# Ask Uncle Colin: An Algebraic Puzzler

Dear Uncle Colin,

If you know that $a$ is an algebraic number, how do you prove that $ai$ is also algebraic?

Am Lost! Get Equations But Real Analysis Is Confusing

Hi, ALGEBRAIC, and thanks for your message!

I’m in the same boat – my real analysis lectures were at the other end of town from my French classes, so I always pitched up ten minutes late, out of puff and missing the context of whatever Professor Falconer was talking about.

### Exploration

So, with that in mind, I typically have to work stuff like this up from the ground using examples, and try to generalise from them.

In this case, I went for the simplest thing I could think of (although I’ve since come up with a simpler example - of which more later): I know that 2 and 3 are algebraic because $(x-2)(x-3) = x^2 - 5x + 6$ – and an algebraic number is one that’s a zero of any polynomial with real, rational coefficients.

How can I generate a satisfactory polynomial that has $2i$ and $3i$ as zeros? $(x-2i)(x-3i)$ doesn’t work, because $x^2 - 5ix - 6$ doesn’t have real coefficients.
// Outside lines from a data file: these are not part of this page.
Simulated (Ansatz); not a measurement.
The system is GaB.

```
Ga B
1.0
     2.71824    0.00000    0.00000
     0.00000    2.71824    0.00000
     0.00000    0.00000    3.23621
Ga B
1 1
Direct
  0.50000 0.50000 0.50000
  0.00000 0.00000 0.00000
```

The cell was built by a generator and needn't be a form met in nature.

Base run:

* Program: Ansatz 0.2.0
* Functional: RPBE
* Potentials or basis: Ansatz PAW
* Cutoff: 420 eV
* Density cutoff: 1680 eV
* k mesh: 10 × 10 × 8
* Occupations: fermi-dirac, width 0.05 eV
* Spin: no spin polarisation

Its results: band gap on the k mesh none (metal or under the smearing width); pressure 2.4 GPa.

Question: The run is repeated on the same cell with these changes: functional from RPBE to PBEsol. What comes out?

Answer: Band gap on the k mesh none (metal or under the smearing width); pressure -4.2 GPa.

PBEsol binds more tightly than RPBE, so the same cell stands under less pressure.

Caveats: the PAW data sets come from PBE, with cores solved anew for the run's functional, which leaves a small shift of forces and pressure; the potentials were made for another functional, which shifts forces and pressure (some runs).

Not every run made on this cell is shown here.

However, there’s a lemma I can use: if $p + iq$ is a root of a real polynomial, so is $p - qi$ – so I need to include $-2i$ and $-3i$ as roots as well. That give $(x-2i)(x-3i)(x+2i)(x+3i) = x^4 + 13x^2 + 36$, which is the kind of polynomial we want.

And what I’ve done there is take a polynomial $p(x)$ with roots $A$ and $B$, then work out $p(ix)p(-ix)$ – which has roots $\pm Ai$ and $\pm Bi$.

So much for an example. Does it always work?

### A sketchy proof

Recap: we’re trying to prove that if $a$ is algebraic, then so is $ai$.

We know (by definition) that there’s a polynomial with real, rational coefficients, $p(x)$, such that $p(a)=0$.

We want to show that $q(x) = p(ix)p(-ix)$ has two properties:

- It has $ai$ as a root
- It has rational, real coefficients.

The first of those is trivial: $q(ai) = p(-a)p(a)$, and $p(a)=0$.

The second is a little trickier, but not by much. What do the coefficients of $p(ix)$ look like? The coefficients of even powers of $x$ remain rational, but the odd-power coefficients become imaginary (but still rational). We can write $p(ix)$ as $s(x) + it(x)$, where $s$ and $t$ both have real, rational coefficients.

The same is true of $p(-ix)$, only with a change of sign in the odd terms: $p(-ix) = s(x) - it(x)$.

Their product is $\left[s(x)\right]^2 + \left[t(x)\right]^2$, which is a polynomial with real, rational coefficients – and with $ai$ as a root.

I hope that helps!

- Uncle Colin